Answer to Question 1
A
Answer to Question 2
While it is easy to quantify the costs associated with developing an information system, it is often difficult to quantify tangible productivity gains from its use. In many cases, IS expenditures, salaries, and the number of people on the IS staff have all been rising, but results from these investments have often been disappointing. It has been difficult to show that these vast expenditures on technologies have led to productivity gains. Information systems may have increased productivity, but other forces may have simultaneously worked to reduce it, the end results being difficult to identify. Factors such as government regulations, more complex tax codes, stricter financial reporting requirements, and more complex products can all have major impacts on a firm's productivity.
Measurement Problems: In many cases, the benefits of information systems are difficult to pinpoint because firms may be measuring the wrong things. Often, the biggest increases in productivity result from increased system effectiveness (i.e., the extent to which a system enables people and/or the firm to accomplish goals or tasks well). Unfortunately, many business metrics focus on system efficiency (i.e., the extent to which a system enables people and/or the firm to do things faster, at lower cost, or with relatively little time and effort).
Time Lags: A second explanation for why productivity is sometimes difficult to demonstrate for some technology investments is that a significant time lag may occur from when a company makes the investment until that investment is translated into improvement in the bottom line.
Redistribution: A third possible explanation for why IS productivity figures are not always easy to define is that a new type of system may be beneficial for individual firms but not for a particular industry or the economy as a whole. Particularly in competitive situations, new innovations may be used to redistribute the pieces of the pie rather than making the whole pie bigger. The result for the industry or economy as a whole is a wash-that is, the same number of products is being sold, and the same number of dollars is being spread across all the firms.
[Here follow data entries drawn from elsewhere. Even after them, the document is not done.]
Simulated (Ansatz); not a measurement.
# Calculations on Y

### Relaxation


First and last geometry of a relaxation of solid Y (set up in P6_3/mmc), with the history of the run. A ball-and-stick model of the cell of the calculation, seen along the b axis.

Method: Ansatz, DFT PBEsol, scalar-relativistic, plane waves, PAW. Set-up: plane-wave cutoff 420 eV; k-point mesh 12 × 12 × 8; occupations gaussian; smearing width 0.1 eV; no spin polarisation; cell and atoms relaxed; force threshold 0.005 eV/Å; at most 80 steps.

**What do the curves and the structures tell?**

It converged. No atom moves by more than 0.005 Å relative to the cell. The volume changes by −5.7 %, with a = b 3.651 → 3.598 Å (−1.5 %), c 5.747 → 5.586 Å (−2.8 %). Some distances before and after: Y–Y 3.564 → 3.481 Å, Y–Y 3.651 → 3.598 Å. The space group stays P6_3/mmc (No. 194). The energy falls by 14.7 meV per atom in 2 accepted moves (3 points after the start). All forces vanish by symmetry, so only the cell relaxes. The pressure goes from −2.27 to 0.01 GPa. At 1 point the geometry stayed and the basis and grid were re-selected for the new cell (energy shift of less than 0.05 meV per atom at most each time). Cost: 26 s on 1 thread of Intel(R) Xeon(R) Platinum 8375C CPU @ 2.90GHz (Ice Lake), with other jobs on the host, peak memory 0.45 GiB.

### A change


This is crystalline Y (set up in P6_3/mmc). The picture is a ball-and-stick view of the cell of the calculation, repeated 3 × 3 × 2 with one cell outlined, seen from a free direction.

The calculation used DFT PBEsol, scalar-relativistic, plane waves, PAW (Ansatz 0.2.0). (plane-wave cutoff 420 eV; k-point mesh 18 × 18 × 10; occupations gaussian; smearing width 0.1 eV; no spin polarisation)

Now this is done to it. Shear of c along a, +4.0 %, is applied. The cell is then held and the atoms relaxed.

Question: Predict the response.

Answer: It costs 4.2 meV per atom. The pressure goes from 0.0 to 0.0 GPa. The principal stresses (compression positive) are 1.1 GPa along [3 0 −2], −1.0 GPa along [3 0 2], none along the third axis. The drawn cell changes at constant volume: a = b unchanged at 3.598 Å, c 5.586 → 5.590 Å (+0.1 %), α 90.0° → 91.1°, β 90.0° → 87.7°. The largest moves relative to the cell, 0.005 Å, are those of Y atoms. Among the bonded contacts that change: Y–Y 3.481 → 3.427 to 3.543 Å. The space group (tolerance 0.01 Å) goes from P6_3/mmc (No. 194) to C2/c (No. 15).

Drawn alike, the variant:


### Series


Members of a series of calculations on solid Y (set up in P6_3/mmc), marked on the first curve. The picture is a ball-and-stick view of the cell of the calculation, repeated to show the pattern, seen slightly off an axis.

Mismanagement: A fourth explanation is that the new system has not been implemented and managed well. Some believe that people often simply build bad systems, implement them poorly, and rely on technology fixes when the organization has problems that require a joint technology/process solution. Rather than increasing outputs or profits, IS investments might merely be a temporary bandage and may serve to mask or even increase organizational slack and inefficiency.